Delhi court summoning ex-PM Manmohan Singh in Coalgate stains his clean image
A CBI court's summons to the former Prime Minister dents his carefully cultivated image of incorruptibility.
In a 10-year tenure in which his government was accused of turning a blind eye to a range of scandals, Prime Minister Manmohan Singh stood tall as a personally incorruptible figure. The worst accusation his critics could hurl against him was that he failed to act against the black sheep in his government. However, with one summons, a CBI court has cast doubts on the ex-PM's squeaky clean personal image.
A CBI court today summoned Singh along with his then coal secretary PC Parakh and industrialist Kumar Mangalam Birla in connection with a coal block allocation to Hindalco in 2005. The former Prime Minister has been ordered to appear before the court, an order that comes after the Central Bureau of Investigation questioned him in the case earlier.
The Prime Minister has responded by saying that he is "upset" about the summons and is open to all legal scrutiny.
"This is part of life," he told reporters in Parliament.
The Congress is expectedly defiant about the court order with spokesperson Manish Tewari confident that it wouldn't stand up to the scrutiny of higher courts.
"After examining the order of a trial court, the legal team of ex-PM Manmohan Singh will surely take appropriate action," Tewari said.
He also chose to say what every Congress leader has said at some point over the last 10 years. "The former Prime Minister conducted himself with utmost probity and utmost transparency," he said, adding that the judicial process would vindicate their stand.
The BJP expectedly said the court's verdict was a sign of how the Congress had ill-treated its former Prime Minister.

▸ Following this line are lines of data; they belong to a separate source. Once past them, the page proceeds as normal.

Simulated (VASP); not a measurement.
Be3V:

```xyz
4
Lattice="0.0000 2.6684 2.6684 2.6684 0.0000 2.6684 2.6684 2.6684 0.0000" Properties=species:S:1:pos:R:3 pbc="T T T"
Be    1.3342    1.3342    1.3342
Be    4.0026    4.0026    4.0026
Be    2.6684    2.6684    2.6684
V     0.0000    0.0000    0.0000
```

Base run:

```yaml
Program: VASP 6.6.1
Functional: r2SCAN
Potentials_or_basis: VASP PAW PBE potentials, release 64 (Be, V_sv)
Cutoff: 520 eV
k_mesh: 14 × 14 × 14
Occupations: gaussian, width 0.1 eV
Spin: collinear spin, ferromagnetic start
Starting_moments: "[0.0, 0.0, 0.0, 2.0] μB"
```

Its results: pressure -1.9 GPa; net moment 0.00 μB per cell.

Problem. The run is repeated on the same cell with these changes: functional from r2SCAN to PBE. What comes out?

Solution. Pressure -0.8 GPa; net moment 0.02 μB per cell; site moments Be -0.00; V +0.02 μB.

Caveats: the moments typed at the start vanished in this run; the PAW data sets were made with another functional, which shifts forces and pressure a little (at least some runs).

"This is a scam of the Congress...The Congress will have to answer to the people how it has managed to bring an economist Prime Minister before the CBI," Union Minister Prakash Javadekar said.
A court summons is no evidence of guilt. The CBI also had earlier filed a closure report in the case saying there was no evidence against any of the other accused, but had been ordered to probe the matter further by the court. Given that there was no evidence found earlier, it would be quite a surprise if the investigating agency will suddenly come up with something incriminating against Singh or anyone else accused in the case.
However, what it does allow every opponent of the Congress to do is indulge in some covert mud-slinging against the dynasty - for Manmohan Singh was seen to have allowed them to run a behind-the-scenes government through him.
Parakh, in his book Crusader or Conspirator-Coalgate and Other Truths, had said that he had proposed to Manmohan Singh that the allocation of coal blocks should be done through auction but no one was in favour of competitive bidding. The auction was opposed on the ground that the cost of coal would go up if auctioned and, despite Singh approving it, it was shot down by alliance partners and even those in his own party.
As Firstpost columnist Vivek Kaul had pointed out:
Manmohan Singh had his hands tied to some extent due to the compromises that a coalition government has to make. But if he could push through the Indo-US nuclear deal despite the opposition and open up FDI in retail, he could have also pushed through the opening up of the coal sector, which he did not. Given that and the fact that he was the leader of the Congress led UPA government, when the most free coal blocks were given out, the ultimate responsibility for the current mess in the coal sector, lies with him. But the blame cannot completely lie with him.
The then Comptroller and Auditor General (CAG), Vinod Rai, had indicated that the opaque allotments of coal blocks may have led to windfall gains to the tune of Rs 1.86 lakh crore. As Firstpost has pointed out, the success of the current coal block auctions only goes to prove Singh's dismissal of the allegations levelled by CAG were wrong. As he wrote:
The ongoing coal mine auctions prove beyond a doubt that not only was Singh wrong on all counts in spirit, but Vinod Rai may have been extra-conservative in his assessment of the value of coal blocks allotted for free by Manmohan Singh and previous governments.
The court summons is perhaps the harshest move so far against Singh, who, despite being accused of pulling punches against the corrupt, hasn't ever faced any allegations against his own conduct so far. The former Prime Minister had, in 2014, said that history would judge him more kindly than the media, and he may see the CBI court's summons as part of the continuing mis-assessment of his role in various UPA scams. But there is little doubt that his spotless white kurta now has some stains on it even if he may not be legally responsible for some of the sins of omission of his government when he was PM.